Business

£23m world-first anaerobic digestion plant in Ballymena will deal chicken waste problem

This is how an anaerobic digestion plant looks
Gary McDonald Business Editor

A WORLD-first anaerobic digestion plant will open in Ballymena next year to deal with the environmental problem of the 40,000 tonnes of chicken waste produced each year by the north's billion pound poultry sector.

The £23.3 million operation, part-funded by a £7.4m loan from Invest NI, will be built at Tully Quarry, near the town, and will have the capacity to generate three megawatts of electricity - enough to power more than 4,000 households - and produce a high quality organic fertiliser.

It will be the first anaerobic digestion (AD) operation in the world to be fuelled exclusively by poultry litter.

AD is a treatment that composts organic waste in the absence of oxygen producing a biogas that can be used to generate electricity and heat.

Historically Northern Ireland has lagged behind the rest of Europe in terms of embracing this type of renewable energy.

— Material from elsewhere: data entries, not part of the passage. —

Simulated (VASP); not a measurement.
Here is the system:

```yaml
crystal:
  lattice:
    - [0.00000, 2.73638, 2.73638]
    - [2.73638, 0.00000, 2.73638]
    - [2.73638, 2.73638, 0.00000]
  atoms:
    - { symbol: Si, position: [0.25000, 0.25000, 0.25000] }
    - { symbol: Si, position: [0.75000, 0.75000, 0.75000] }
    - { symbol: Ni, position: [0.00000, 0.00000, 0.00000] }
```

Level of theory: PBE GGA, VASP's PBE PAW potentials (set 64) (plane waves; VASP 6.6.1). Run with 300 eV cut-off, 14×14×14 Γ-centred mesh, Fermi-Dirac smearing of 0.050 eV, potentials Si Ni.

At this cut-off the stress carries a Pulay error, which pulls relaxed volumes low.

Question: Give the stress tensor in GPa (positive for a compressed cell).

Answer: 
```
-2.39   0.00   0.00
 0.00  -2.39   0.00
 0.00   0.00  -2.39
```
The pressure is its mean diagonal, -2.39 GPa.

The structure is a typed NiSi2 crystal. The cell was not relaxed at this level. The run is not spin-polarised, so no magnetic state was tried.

The Tully project is being developed by Stream BioEnergy Limited, an experienced AD project developer, and will be built by Xergi and local firm BSG Ltd using an innovative nitrogen stripping technology to allow the plant to use up to 100 per cent poultry litter.

It has already received planning permission and secured the requisite permits to operate. Construction work will commence within weeks and it is intended that the plant will be operational in 2017.

The Foresight Group-managed Recycling and Waste (RAW) Fund, in which the UK Green Investment Bank is a cornerstone investor, has committed £8.7m towards the Tully operation and another £1.8m in a separate 0.5 megawatts Gorthill AD plant in Eglington near Derry, which will process agricultural waste to generate renewable electricity.

Other funding for the Tully plant is being met with £1.3million in equity from the Sustainable Utilisation of Poultry Litter (SUPL) Scheme as well as from Xergi.

Economy Minister Simon Hamilton said: “This project is an outstanding example of public sector and private investors coming together to support a new technology for sustainable agriculture and to grow our economy.

"In addition to helping the local poultry sector to grow, the Ballymena plant will create up to 100 jobs during the construction phase with a further 11 new jobs available when it becomes operational next year.”

Agriculture Minister Michelle McIlveen added: “The project has seen close collaboration between technology companies, government and funding bodies, including the Green Investment Bank, and is a testament to our commitment to deliver a sustainable future for our agriculture sector.

"Projects such as this will play an important role in helping the poultry sector to address an environmental challenge.”

Edward Northam, head of investment banking at the UK Green Investment Bank, said: “We expect to see more rural communities exploring anaerobic digestion as a way of diverting organic waste from landfill while becoming more self-sufficient.

"These latest investments bring the number of on-farm AD plants supported by the GIB to six, five of which are located in Northern Ireland, demonstrating the growing demand in the sector.

“Plants of this scale save farming businesses money and can provide vital income through the sale of the electricity being generated.”

The poultry meat sector in the north employs around 6,000 people, mostly at Moy Park, and is a significant contributor to the region's economy, but the waste it produces has until now presented a significant environmental challenge.